This coincided with my studying to be a Spiritual Companion, and set me thinking how I might, as a Spiritual Companion, be of help to actors in their work. I haven’t formulated this yet, but am still working on the idea.

I have always thought that theatre can be a sacred event; that actors and audience can connect on the intangible level where consciousness meets heart. And, like Michael Leibert, who founded the Berkeley Repertory Theatre, I’ve seen that actors do their best work when they’ve been working together as a company for a long time, a couple of years, at least

I also agree with Michael that the purpose of theatre is Truth. If what happens on stage is true, then “it works.” If it isn’t true, it “doesn’t work.” When actors reach that inner source of creativity and bring it to the physical–the voice, the body, speaking, movement–that is Truth. And that’s when the audience is lifted up and experiences that Truth with the actors. That’s the transcendent moment. A sacred event.

Many of those moments washed over me during this benefit performance. Here is what I wrote to an actor friend several days after the show.

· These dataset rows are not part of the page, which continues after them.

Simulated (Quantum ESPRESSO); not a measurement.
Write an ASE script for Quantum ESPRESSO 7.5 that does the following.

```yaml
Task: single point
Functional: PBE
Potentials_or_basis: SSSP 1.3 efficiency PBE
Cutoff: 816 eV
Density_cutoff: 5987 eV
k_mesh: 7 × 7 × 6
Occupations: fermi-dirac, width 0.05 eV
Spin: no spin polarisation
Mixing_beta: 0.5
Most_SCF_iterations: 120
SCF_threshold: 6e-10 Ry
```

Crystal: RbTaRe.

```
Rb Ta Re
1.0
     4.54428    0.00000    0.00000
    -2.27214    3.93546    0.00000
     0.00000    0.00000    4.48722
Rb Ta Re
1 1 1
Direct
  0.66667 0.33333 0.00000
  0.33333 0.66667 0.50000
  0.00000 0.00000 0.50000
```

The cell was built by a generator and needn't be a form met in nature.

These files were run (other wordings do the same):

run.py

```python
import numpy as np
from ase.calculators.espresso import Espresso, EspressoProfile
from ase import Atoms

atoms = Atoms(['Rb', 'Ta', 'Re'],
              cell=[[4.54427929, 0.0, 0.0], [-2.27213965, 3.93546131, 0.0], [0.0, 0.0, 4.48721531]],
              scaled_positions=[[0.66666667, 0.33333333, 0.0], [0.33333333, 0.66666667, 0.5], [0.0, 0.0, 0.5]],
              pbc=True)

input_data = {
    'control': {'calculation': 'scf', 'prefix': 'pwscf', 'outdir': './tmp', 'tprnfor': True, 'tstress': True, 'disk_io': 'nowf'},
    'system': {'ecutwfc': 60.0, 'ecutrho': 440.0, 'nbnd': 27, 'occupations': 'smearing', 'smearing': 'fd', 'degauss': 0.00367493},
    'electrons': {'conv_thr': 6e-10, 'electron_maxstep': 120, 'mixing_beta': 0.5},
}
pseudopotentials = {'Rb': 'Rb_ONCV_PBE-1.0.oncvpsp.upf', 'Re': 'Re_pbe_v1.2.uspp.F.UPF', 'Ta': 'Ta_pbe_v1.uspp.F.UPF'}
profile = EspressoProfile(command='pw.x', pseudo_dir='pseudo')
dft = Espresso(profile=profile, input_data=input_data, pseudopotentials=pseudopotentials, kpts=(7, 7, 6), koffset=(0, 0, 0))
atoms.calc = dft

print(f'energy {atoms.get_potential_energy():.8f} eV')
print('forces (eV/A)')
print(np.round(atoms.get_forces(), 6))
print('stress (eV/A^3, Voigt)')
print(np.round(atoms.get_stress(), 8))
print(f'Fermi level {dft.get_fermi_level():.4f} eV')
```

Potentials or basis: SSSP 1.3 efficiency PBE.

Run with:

I’m just getting back to “normal” after an exhilarating afternoon last Sunday. The emotional memories I had then were what got me started thinking about the old days at the Berkeley Rep.

Preface: The Royal Shakespeare Company sign actors up for a minimum of two years in an ensemble. They work together for the two years,  “as cast” in all the shows. Stratford is not a big city, so they probably are in each other’s pockets a lot of the time they’re not working, too.

We went to a benefit on Sunday for James Gale, a member of the company who has leukemia. The ensemble got together and did a couple of hours of songs, dance, magic, etc. and auctioned things like an opportunity to work backstage for a day and help run a show.

The audience was full of actors, so it got wonderfully raucous at times. Man, what a treat to be in an audience that really participated with those on stage. English audiences are so sedentary and non-responsive in general. What really hit me in my solar plexus was the fullness of the affection these people had for James, that it was not one iota part of the acting. We were all crying together when the emcee read the note from James at the end of the show.

Before the show, actors circulated with red buckets to collect change from the audience. We had paid only £10 for the tickets so I decided to put a fiver in the pot. I looked at Sam Troughton, a young actor who is doing Romeo right now, and played Brutus last season (and, of course, as cast in other shows, including “Gentleman” and Dion in Winter’s Tale).  Seeing him in the crowd, I realized he’s only about 5’6″ or so. His presence is so big on stage, I’d thought he was at least 6′ tall.

I smiled at him and waved my fiver, and he came over. I told him that his stage presence far outstrips his physical size and he was pleased. We chatted for about ten or fifteen minutes. He’s bright and he’s very good, in a small family dynasty of actors. (If you get the recent BBC Robin Hood, he played Much in it.) His dad, David Troughton,  is an actor, and his grandfather, Patrick Troughton, was the second regeneration of the Doctor in Doctor Who, among other roles. Anyway, we talked about interpretations of Hamlet, and about my seeing his dad in Inherit the Wind at the Old Vic, and how his dad was brilliant in it and how Kevin Spacey was disappointing. [He “played” old instead of inhabiting the role. Disconcerting, to say the least.]

Sam is about 28 or 30 years old, I’d say, and I told him he ought to try to play Hamlet in the next couple of years.  He said he wishes his dad would do Lear soon. I said that his dad should play James Tyrone. He didn’t know the name; I had to tell him the story line of Long Day’s Journey into Night. So he’s going to go find the play and read it. I commented that he was very smart, signing on for two years with the RSC right after doing the TV Robin Hood, when he could have gone for the money in TV. He said he was very lucky to work at the RSC and that he knew how lucky he was. Got his head screwed on very straight. It felt good talking theatre again with an actor who knows what he’s doing

Anyway, they raised over £7,000 on the one afternoon. Not bad, but they project that James will probably not be able to work for about two years after the marrow transplant, so I think there may be more benefits.

As I say, seeing the company actors outside both before and after the show, having that sense of connection, was a real upper. Made me remember those times at BRT when Mitzi and the rest of us “admin” people postponed our salaries so the actors could be paid. Difficult days, but also joyful in the work people were doing on stage and the friendships forged there.